Dear First Love,
This is the love letter I'll never send to you.
I realize that I've changed. It's been three days since we've broken up - for real - and I realize that the world is different now that I've been with you. My laugh is softer and more genuine now, like yours. I'm not as stressed about the future, in fact, I live in the present. The glass is half full rather than half empty more oft than not, and I'm more easy-going now.
I've become a better person with you, and for that, I am ever grateful.
You've changed too. You're just a bit more organized and driven, and you walk with a greater sense of purpose, it seems. We've rubbed off on each other in the best of ways, and learned from one another unconsciously as well. Life is funny, that way. Love is mysterious, that way.
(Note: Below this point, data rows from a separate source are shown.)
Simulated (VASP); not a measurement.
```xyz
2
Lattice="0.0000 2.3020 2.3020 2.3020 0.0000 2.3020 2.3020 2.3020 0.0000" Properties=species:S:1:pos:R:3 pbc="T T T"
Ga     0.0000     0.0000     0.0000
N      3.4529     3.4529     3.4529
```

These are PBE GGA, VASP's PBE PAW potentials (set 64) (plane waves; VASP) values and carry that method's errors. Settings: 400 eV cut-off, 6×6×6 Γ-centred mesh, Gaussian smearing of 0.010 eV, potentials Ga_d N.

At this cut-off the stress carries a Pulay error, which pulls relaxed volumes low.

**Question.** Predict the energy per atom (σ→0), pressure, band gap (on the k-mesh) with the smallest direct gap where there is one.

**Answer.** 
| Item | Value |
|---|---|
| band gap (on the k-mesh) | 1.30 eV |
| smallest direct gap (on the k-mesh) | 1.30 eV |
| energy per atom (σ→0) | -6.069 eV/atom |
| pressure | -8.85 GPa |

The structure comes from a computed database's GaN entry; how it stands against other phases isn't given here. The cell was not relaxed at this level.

I remember falling in love with the guy who saved a lost puppy on the side of the road when we drove back from prom. I remember looking at you in awe when the waves washed up your phone and speaker on the beach, but you chose to lift me above the water rather than your things. You're nonmaterialistic, that way.
This is the love letter I'll never send to you because you're at college now, exploring the world, exploring yourself. This is the beginning of the most formative era of your life. The most definitive era that will explore your individuality and help you find your own niche. This is the beginning of what many call the best four years of your life.
And I - I don't want to infringe on that.
We're going to the opposite sides of the coast - you're moving back to the state I left, I'm going further south from the only state you've ever called home. Things are changing, but my love for you never will.
Perhaps this cheesy (it is). But I didn't realize that love could hurt so much. I didn't realize that love could truly inspire this much. I didn't realize that when you love, it resonates within your bones, that heartbreak shatters your very being and is let out in the form of tears. I didn't realize that love truly did exist. I come from a world in which love is a mutual agreement of coexistence, forced and coerced, a result of artful manipulation and silent strangulation.
You proved me wrong. Your actions spoke louder than any words my mother can ever utter. To love is to truly live in full color. To fall in love is to be wholly and involuntarily intoxicated by your presence. To be in love is to see the world with the glass half full, and forget about the emptiness.
And that's why we won't talk for this first month that you embark on the greatest journey of youth, and I, mine – at least. You, need to find your footing in your new world, and I, mine. Love happens when you least expect it, and I'm glad and ever thankful that we experienced such genuine passion, even for just a few months. Talking to me will make you (and I) homesick and distract the both of us.
Because if you truly love someone, you'll let them go. If it's truly meant to be, our paths will cross again. But for now, I'm thankful you walked into homeroom - and my life- my first day at Summit. You've left footprints etched in my heart and warmed my soul. You are my first love.
Thank you, for that. It's silly to think that love exists in giddy ways and silly gestures - but I miss all of that. I miss curling up in bed and watching stupid tv shows like That 70's Show or Aziz Ansari and laughing at humor I usually mask or ignore for the sake of my self-image in public. I miss the hikes and holding your hand, trying not to fall and not get distracted by your confident maneuvers. I miss watching the stars at night in your lap and my pink blanket, all warm. I miss feeling the sand between my toes on our beach escapades and the way your fingers intertwined in mine as if our hands were created to mold within each other. I miss taking your golden lab on walks that looked at you like you were her entire world – I related to her too – and our talks beneath the stars and within your arms. I miss the fact that you'd spin me around just like you did at prom, in public, just to be silly and laugh together. I miss the way your lips would automatically curl into a smile when you saw me.
I. Miss. You.
Thank you - for everything. I will always love you.
Let's go rock our own worlds, and my fingers are crossed that our paths will cross too.